Leopoldine Blahetka (1809-1885) was an Austrian pianist and composer. Born in a family of teachers (her father was a history and mathematics teacher and had good relations with Ludwig van Beethoven, and her mother was a physharmonica teacher and performer) she early was exposed to music since her maternal grandfather was the Viennese composer, Andreas Traeg. After moving to Vienna where her father took a job with the Traeg music publishing house, young Leopoldine initially studied piano with her mother and later with many other renowned teachers of Vienna at that time, including Joseph Czerny, by special recommendation of L. W. Beethoven.
In 1816 she gave her first public performance at the age of seven and immediately was declared a "genius" by the Viennese press. A few years later she took composition lessons from Vienna’s most revered teacher Simon Sechter and published her first compositions by the age of 11.
In 1821 she started touring Europe as a child prodigy, accompanied by her mother.

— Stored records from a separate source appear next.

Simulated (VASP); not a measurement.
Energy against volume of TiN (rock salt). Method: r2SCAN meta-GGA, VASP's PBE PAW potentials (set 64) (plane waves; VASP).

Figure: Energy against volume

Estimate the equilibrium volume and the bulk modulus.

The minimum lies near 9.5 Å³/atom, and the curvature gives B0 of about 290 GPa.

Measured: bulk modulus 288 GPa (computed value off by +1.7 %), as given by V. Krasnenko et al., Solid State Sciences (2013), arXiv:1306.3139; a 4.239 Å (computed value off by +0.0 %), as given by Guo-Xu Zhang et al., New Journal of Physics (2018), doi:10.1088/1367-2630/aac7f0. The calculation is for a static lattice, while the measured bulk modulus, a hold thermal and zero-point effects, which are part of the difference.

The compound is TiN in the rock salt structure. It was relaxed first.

While touring in Germany in 1825/1826 she made a great impression on Robert Schumann who later described her works as “truly feminine, delicate, considerate and elaborate.”
Around 1830, the Blahetka family moved to Boulogne-Sur-Mer, France, seeking a better climate. Little is known about her life after the 1840s when she ended her European tour. Overall, she composed over 50 compositions, mostly for piano.